The Plot: Meet Jane Jones. Mild mannered high school student who is secretly a vampire! A mild mannered vampire, that is. If you think being a vampire means you’re one of the cool, rich kids? Think again. Jane’s not rich. She’s pretty average. Moving all the time to keep her secret identity from being discovered means she has no real friends. She got vamped along with her entire family, so she is forever their protected, teenage daughter even though she really is decades old. And worst of all? She’s allergic to blood. No, really.
The Good: St. Onge offers an over the top, humorous look at vampire cliches. It takes an average girl and shows that, after becoming a vampire, she is … still an average girl.
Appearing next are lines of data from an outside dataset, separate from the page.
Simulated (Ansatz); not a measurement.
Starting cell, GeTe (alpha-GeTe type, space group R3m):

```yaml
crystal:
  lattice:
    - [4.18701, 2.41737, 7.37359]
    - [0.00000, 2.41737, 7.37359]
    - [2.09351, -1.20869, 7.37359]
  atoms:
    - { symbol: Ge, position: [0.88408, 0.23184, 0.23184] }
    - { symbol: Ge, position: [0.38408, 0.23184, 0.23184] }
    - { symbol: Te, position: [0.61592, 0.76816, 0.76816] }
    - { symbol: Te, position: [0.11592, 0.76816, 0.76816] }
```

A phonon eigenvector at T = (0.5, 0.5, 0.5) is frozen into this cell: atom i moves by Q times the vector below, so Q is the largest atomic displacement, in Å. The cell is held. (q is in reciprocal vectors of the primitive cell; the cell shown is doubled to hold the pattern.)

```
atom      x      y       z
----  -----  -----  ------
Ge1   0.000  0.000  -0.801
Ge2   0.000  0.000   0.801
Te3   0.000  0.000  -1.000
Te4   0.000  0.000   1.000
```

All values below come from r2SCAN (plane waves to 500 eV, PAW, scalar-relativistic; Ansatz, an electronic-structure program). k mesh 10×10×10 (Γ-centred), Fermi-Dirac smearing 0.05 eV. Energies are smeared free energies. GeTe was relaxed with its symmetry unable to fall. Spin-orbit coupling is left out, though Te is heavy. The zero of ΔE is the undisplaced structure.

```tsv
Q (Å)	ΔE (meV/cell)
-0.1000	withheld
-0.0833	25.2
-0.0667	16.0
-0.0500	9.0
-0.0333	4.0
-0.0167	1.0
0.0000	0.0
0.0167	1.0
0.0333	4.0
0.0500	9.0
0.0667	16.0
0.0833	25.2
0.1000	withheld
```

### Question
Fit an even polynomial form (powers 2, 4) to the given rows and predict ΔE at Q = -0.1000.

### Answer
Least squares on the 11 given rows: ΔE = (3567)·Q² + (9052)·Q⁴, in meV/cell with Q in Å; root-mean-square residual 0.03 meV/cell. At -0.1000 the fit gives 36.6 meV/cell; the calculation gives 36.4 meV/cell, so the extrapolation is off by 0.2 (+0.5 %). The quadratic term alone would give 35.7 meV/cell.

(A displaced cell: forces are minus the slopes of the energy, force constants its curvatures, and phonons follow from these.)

Vampires are rich? Meet Jane Jones and family. Decades ago, before being turned into vampires, her family was living in the Oklahoma panhandle. Combine the Depression with the Dust Bowl and you have a poor, starving family before they were vamped who become a — wait for it — poor, starving family afterwards. Jane and her vamped-at-ten brother always look young, never grow old, so her parents can never hold a job for longer than a handful of years. Otherwise, people will talk about the children who never age. This nomadic life doesn’t lend itself to any type of investments or career building. The Jones lived poor, died poor, and are living dead poor.
Vampires need blood? True. Because Jane and her family don’t want to kill, they have to find other means to get blood. In a way, they are still starving because they refuse to just go out and feed on people. Making it even worse is that Jane is allergic to all blood, except for a very rare, very expensive blood type. Since it’s hard to obtain, Jane can only drink a few sips at a time. Don’t even ask about the allergic reaction she has when she does drink most types of blood.
Vampires are cool? Some are…. but why would the cool vampire kids want to hang out with the poor vampire who can’t even eat properly?
When Jane learns about a possible vampire cure, all this comes into play. Jane would get to grow up! She would get to eat real food! She could develop real relationships! Maybe not be cool, but at least have friends. The downside? It’s expensive. If Jane goes pursues obtaining the cure, she may have to leave her family. Things get even more confusing, and her choices even more difficult, when Jane discovers something surprising about her family’s past.
If some of this sounds serious — trust me, it’s not! Or, rather, it is, but in the best possible way: the honesty and seriousness that is the best part of comedy and humor. If the appeal of the vampire is the exotic, and changing into something better and smarter and sexier, St. Onge reminds us: it’s not that easy. We are who we are.
Links: Caissie St. Onge is a comedy writer for television (I know! so cool!). Here’s an interview with the author by Jane Devin.
Edited to add: as pointed out in comments, I used the wrong last name for author. I apologize for my error.
and edited again for a big “thanks” for being understanding about the mistake and letting me know!